In addition, over 180 anti-tank rocket launchers and 5 anti-aircraft rockets are now in the possession of the Palestinian terrorists.

The army recently intercepted a shipment of RPG anti-tank missile launchers at the Shoket Junction near Be'er Sheva, on their way to the Mt. Hevron region. Some 20 such launchers were recovered over the past year – as opposed to an unknown amount that have made their way in. Once the RPG rockets become a common weapon in Judea and Samaria, Fishman writes, "the IDF will no longer enjoy freedom of movement in its jeeps on the roadways, nor will it be able to use jeeps to pursue terrorists and make arrests in the cities... Is it conceivable that the army will only be able to use armed personnel carriers and tanks in Judea and Samaria? And what about the civilian traffic?"

In short, Fishman sums up, "stopping the smuggling has become a matter of national existence. It is liable to spell the difference between a diplomatic agreement and a comprehensive war against the Palestinians."

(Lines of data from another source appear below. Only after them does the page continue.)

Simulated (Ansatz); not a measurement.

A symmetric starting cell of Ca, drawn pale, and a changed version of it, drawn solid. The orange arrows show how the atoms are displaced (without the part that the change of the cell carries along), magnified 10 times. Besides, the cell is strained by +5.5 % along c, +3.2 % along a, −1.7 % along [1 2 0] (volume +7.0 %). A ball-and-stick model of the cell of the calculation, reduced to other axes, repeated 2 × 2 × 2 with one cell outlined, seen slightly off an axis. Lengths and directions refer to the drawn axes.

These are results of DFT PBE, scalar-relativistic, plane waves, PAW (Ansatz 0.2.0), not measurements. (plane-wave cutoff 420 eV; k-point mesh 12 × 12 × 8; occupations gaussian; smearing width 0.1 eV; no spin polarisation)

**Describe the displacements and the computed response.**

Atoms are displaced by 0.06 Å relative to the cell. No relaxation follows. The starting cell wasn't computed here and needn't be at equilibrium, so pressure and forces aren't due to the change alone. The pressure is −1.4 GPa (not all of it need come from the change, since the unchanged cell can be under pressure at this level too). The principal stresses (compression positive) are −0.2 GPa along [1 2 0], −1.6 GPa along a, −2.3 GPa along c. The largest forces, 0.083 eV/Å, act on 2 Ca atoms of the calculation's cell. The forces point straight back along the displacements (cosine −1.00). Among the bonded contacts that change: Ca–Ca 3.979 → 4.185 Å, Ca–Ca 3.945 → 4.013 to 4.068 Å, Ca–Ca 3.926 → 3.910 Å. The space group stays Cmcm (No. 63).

The Mossad, the police, the Shabak (General Security Service), government offices, and the army have all begun working in various ways to collect intelligence and try to thwart smugglings, and the work is being concentrated in the office of the Operations Commander in the IDF General Staff.

Fishman notes that three attempts have already been made in the Shomron to launch Kassam rockets. Arutz-7 reported that a plot to manufacture deadly Kassam rockets there was thwarted last week with the arrest of eight Islamic Jihad terrorist cell members in Jenin. Earlier in the month, the IDF discovered a Kassam rocket factory near Jenin.